Question

The mean and median of the data x+a, x+b, x+c are equal and a less than b, b less than c, then find the value of b in terms of a and b

Answer 1

From the information above we can arrange the terms in descending or ascending order in order to get the median.

Since :

a < b < c

In an ascending order we have :

x + a, x + b, x + c

The median is the term at the middle which is x + b.

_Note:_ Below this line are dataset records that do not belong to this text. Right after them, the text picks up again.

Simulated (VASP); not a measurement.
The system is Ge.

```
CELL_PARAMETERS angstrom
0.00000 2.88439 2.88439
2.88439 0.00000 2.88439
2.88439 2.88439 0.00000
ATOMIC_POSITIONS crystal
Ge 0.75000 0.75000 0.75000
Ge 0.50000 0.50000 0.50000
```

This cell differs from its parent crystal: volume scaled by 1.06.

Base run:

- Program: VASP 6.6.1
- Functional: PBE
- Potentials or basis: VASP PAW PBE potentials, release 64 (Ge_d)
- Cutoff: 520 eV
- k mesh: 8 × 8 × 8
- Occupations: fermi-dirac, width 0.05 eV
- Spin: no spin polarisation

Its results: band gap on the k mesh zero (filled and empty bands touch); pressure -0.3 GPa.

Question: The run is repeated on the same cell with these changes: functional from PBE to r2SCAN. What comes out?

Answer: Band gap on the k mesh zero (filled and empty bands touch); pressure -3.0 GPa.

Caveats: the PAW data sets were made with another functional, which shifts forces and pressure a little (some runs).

The mean = { ( x + a) + ( x + b) + ( x + c)} ÷ 3

(3x + a + b + c) / 3 = mean

From the question : mean = median

x + b = ( 3x + a + b + c) / 3

3x + 3b = 3x + a + b + c

Collecting like terms together :

3x - 3x + 3b - b = a + c

2b = a + c

b = ( a + c) /2

From the mean equated to mean we can get the value of c in terms of a and b:

2b - a = c

Writing be in terms of a and b:

b = { a + (2b - a)} / 2

This is the answer.

Answer 2

Answer:

b={a+(2b-a)}/2

Step-by-step explanation:

since

a<b<c

{(x+a)+(x+b)+(x+c)}/3

(3x+a+b+c)/3

x+b=(3x+a+b+c)/3

3x+3b=3x+a+b+c

2b=a+c

b=(a+c)/2

2b-a=c

b={a+(2b-a)}/2